With a stance reminiscent of Nike’s jogging shoe golden era (think the Daybreak, produced from 1979 to 1981) and a radical, visible Nike Air heel unit, the Nike Air Max Pre-Day breaks new ground in Air.
The shoe’s arresting aesthetic, a blend of the late-1970s and the 2020s, highlights a simplified design ethos that minimizes material waste with at least 20 percent recycled content by weight (the upper is 100 percent recycled polyester; the outsole about 13 percent Nike Grind Rubber) and positions the Air unit in an entirely new light.

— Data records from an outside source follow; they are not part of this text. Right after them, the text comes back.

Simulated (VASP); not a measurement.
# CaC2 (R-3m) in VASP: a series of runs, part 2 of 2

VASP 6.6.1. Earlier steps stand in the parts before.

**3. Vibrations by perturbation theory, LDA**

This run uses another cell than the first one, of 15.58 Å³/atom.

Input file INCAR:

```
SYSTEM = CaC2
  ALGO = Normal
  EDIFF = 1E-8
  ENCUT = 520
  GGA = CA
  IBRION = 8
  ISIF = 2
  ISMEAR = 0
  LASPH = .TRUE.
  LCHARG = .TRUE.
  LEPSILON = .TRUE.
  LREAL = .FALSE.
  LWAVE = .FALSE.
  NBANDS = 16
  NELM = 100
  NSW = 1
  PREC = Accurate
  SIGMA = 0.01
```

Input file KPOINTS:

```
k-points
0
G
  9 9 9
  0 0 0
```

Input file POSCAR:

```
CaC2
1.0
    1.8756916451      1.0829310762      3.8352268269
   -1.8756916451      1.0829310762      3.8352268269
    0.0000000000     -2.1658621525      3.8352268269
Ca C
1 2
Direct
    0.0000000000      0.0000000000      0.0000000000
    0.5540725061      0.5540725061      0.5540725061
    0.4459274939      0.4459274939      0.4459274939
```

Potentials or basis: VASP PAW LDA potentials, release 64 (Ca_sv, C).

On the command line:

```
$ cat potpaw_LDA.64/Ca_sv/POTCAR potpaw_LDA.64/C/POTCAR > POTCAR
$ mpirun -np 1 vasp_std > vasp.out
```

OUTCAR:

Fully exposed, the heel Air bag is the same one employed in current Air Max 1s, Air Max 90s, Air Jordan IIIs, IVs, Vs and VIs.
The difference? Rather than only visible through a window, the full Air unit is now exposed between the midsole and outsole.
© Nike
Beyond the visual impact of the engineering, this articulation of the Air unit also supports a new underfoot sensation.
Decreasing layers between foot and Air, and placing the unit between two hard surfaces, the Air Max Pre-Day achieves a more pronounced bounce with each walking stride.
With that breakthrough, the shoe considers the dawn of Air and honors decades of Nike experimentation and innovation in the cushioning.
While the Air-Sole debuted in the late ’70s with the Tailwind, its development as a Nike icon owes much to the continually progressive work of Air Manufacturing Innovation (Air MI).
© Nike
Air MI began life as Tetra Plastics, a St. Louis-area plastics manufacturer founded on four major principles: quality, service, innovation and engineering.
Tetra started working with Nike on Air-Soles in 1981. In 1986, the firm developed the Visi-Air tubing that made the Air Max 1 possible and from 1989 to 1991 pioneered the blow molding of Air bags, a process that has allowed for increased cushioning in visible Air shoes.
© Nike
The relationship between the two parties matured into Nike’s full acquisition of Tetra in 1991.
The last three decades of Air MI have been characterized by a consistent stream of innovation.
The evolution of Air is marked by breakthroughs in thermoforming, resulting in radical new Air bag shapes and advances in performance, and significant gains in sustainable manufacturing, such as the reuse of more than 90 percent of the waste from materials used for Air-Soles to make new, innovative cushioning systems.
In the Pre-Day, the promise of Nike Air registers yet another revolution. And rethinking the use of the popular visible Air unit offers a subtle reminder that a good idea can have several incarnations.
The Nike Air Max Pre-Day releases March 26 via SNKRS and at select global retailers.